Yep, I removed the drive letter then readded and the data was there. So when I am doing my testing i should leave the drive with no drive letter unless i need to see somthing?
11-08-2012 06:01 AM
The proper way to check your secondary data is valid is to take a snapshot and mount the snapshot, or of course you can do a migration of roles to make your secondary writable so that you can mount. Mounting (giving a drive letter to) your secondary read-only is not supported so your should not normally have a drive letter assigned at the secondary, but it is ok for reassurance during testing, but after a while you will trust VVR, as if VVR says it is up-to-date, I have never known this not to be the case, so VVR should tell you if it does not have the data by saying it has "X bytes in the SRL or DCM"

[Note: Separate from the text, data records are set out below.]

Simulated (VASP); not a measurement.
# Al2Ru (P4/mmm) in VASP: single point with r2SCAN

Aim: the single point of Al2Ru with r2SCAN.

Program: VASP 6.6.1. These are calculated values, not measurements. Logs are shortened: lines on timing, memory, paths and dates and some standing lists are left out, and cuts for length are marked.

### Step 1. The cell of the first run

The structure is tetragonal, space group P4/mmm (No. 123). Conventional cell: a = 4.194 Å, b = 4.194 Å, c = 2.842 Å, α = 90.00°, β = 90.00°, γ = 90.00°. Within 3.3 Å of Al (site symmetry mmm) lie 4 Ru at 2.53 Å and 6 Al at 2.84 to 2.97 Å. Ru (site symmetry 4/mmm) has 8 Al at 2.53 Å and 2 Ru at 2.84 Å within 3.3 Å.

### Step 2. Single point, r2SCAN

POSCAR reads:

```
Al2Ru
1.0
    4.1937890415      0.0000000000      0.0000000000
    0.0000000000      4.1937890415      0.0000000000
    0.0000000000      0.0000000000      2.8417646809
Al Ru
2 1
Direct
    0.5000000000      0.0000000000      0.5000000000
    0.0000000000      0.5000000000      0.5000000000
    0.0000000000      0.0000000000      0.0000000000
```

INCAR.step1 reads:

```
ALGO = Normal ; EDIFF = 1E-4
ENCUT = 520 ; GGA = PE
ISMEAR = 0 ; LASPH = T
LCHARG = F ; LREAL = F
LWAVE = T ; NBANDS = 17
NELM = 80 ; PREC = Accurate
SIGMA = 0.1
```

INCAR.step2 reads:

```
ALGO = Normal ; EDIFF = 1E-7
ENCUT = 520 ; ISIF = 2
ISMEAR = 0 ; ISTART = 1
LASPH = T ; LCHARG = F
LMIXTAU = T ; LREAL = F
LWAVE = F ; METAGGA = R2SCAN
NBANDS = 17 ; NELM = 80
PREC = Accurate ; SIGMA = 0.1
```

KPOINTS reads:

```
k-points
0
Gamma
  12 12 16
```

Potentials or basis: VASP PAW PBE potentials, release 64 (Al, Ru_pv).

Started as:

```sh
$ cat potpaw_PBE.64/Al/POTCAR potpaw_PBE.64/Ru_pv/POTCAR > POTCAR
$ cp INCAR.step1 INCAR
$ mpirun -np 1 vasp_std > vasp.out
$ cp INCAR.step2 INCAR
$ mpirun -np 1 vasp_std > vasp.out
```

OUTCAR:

So to summarise, are you saying that you have issues of rlink disconnecting when using UDP mode, but it works ok using TCP?
Mike
11-08-2012 06:09 AM
"So to summarise, are you saying that you have issues of rlink disconnecting when using UDP mode, but it works ok using TCP?"
A couple things appeared the be the problem in the begining.
1. my connection was set to 512, we now know 1mb is the min.
2. I had the drive mounted so I only say the initial change when I first setup the replication.
Now that I have a 1mb UDP appears to be fine so long as the drive is not mounted.
Thanks for all the help!